The first film released in a surprisingly lucrative superhero trend in the 90s – retro-futurist movies set around the birth of superhero comics and inspired by, if not adapting, the first stories of their kind – The Rocketeer certainly stands out from many similar movies and has plenty of pep in its step even if few of the characters aside from Timothy Dalton’s definitely-not-Erroll-Flynn swashbuckling movie star really stay with you.

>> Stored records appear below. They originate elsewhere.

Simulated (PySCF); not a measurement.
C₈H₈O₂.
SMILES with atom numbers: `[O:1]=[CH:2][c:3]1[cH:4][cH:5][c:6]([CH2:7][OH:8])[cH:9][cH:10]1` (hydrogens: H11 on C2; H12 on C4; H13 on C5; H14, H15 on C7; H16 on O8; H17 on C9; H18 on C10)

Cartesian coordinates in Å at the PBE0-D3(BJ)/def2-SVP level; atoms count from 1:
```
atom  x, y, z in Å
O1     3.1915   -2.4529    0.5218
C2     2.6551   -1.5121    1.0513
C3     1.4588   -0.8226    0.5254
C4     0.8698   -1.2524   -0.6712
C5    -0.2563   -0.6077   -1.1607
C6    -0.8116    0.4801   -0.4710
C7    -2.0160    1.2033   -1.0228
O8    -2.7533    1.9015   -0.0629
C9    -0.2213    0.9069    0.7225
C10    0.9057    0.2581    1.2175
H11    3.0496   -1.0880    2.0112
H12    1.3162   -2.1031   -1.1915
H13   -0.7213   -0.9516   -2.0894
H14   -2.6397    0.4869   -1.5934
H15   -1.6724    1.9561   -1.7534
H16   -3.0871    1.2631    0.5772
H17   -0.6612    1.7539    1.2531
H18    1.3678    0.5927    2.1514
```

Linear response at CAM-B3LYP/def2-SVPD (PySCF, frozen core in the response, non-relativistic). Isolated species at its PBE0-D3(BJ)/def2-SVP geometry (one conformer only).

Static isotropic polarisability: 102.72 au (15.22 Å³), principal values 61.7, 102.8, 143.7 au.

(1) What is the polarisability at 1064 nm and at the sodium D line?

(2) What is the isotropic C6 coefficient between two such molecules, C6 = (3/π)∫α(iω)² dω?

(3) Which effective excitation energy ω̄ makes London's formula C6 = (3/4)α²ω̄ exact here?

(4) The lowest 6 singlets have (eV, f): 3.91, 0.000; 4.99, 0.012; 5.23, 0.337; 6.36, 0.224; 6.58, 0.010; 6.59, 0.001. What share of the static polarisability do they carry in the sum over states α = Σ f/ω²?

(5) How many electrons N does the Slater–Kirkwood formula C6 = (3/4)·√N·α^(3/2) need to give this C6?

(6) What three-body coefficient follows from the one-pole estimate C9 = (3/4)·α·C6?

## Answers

Appropriately enough this was a Disney movie as there’s more than a little of Tomorrowland (the Disneyland zone more than the film) about this on an idealised art-deco design level, and the look of the film – like it’s a distinctive looking comic come to life – is certainly the best thing about it.
8. Mystery Men (1999)
A team of incompetent wannabe superheroes including The Shoveler (William H Macey), Mr Furious (Ben Stiller) and The Spleen (Paul Reubens) fight criminal mastermind Casanova Frankenstein (Geoffrey Rush) and his army of costumed criminals when the only real superhero is put out of action.
How many 90s/early 2000s comedies used Smash Mouth’s “All Star” during a montage? Mystery Men was one of several, but it also took a self-aware, wry, cynical look at comic book movie clichés long before Kick-Ass or ‘The Boys’ and got its ridiculously talented ensemble to turn in some of their funniest and most memorable work to date.
Not every gag lands and it probably runs a shade too long at 120 minutes, but this was way ahead of its time and was polished and affectionate enough of its genre to actually end up as a decent example of superhero storytelling by its close.
7. The Phantom (1996)
The latest in a long line of ancestral costumed crime-fighters (Billy Zane) goes up against a power-hungry industrialist in search of a powerful magical artefact.
A far better pulp comic adaptation than the others released this decade, this time based on the first superhero in print to wear a spandex costume and mask, this is a good old-fashioned, earnest adventure tale that you’ve got to get in the right headspace to enjoy.
It’s really handsome-looking as 90s superhero movies go and the straight-faced swashbuckling derring-do portrayed here makes a change from everything more modern that would have turned it into a joke. Billy Zane sadly didn’t get many other shots as a leading man which is a shame because he’s got charm and charisma to spare and plays incredibly well off of Kristy Swanson and Treat Williams. Catherine Zeta-Jones was sadly left with a more thankless role as the chief henchwoman.